Saturday, May 19, 2012

Is Greece perhaps similar to AIG?

I remember when the AIG problem hit the surface (over-exposed to sub-prime risks because of credit default swaps written). The US government had no choice but to bail-out AIG: maturities were coming up quickly and a bankruptcy of the world's largest insurer would have had unforeseeable consequences.

So the US government put up the first tens of billion dollars so that AIG could pay off CDS' to firms like Goldman, Deutsche, etc. And then there were more tens of billion dollars and more...

Those CDS' were written by a small London office of AIG. It took some time until they could calculate what the total potential risk for the US government would be. Fortunately, it was "only" in the 3-digit billion USD figures.

I remember thinking at the time "What if the potential risk is not 'only' in the 3-digit billion USD figures but, perhaps, 10 times as much?". That could have literally bankrupted the USofA!

EU institutions (particularly the ECB) have now entered open-ended risks with Greece (and the other deficit countries) without a ceiling in place. If they continue without a ceiling, the risk dimensions will sooner or later become unmanageable. If they put a ceiling in place now, a good portion of the annual GDP of the surplus countries evaporates.

Greece will be the first country where the EU will have to chose between one and the other.
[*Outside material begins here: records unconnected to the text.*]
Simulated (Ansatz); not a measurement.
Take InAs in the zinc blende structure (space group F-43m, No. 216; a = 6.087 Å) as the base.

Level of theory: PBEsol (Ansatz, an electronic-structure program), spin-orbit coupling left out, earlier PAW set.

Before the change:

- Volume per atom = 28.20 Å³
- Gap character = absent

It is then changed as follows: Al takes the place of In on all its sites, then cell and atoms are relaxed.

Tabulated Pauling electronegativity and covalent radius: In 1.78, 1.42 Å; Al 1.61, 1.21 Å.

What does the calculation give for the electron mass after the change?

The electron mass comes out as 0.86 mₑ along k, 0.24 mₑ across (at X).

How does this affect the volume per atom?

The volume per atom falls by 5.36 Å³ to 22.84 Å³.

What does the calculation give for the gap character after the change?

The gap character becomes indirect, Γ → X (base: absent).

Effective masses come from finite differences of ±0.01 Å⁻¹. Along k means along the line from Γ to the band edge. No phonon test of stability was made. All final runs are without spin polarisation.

Imagine the US government, in an effort to raise new revenues for its budget, were to write MLDS' (Mars-landing-default-swaps) with the following structure: until year-end 2019, investors can buy for a fixed fee of 10 cents on the dollar assurance that the US will land a man on Mars before year-end 2020. If the US succeeds with that, investors lose their invested fees. If not, investors collect 100 cents from the US government.

How high do you think might be the total MLDS' outstanding at year-end 2019? What do you think might happen to the US government by year-end 2020 if they don't land a man on Mars?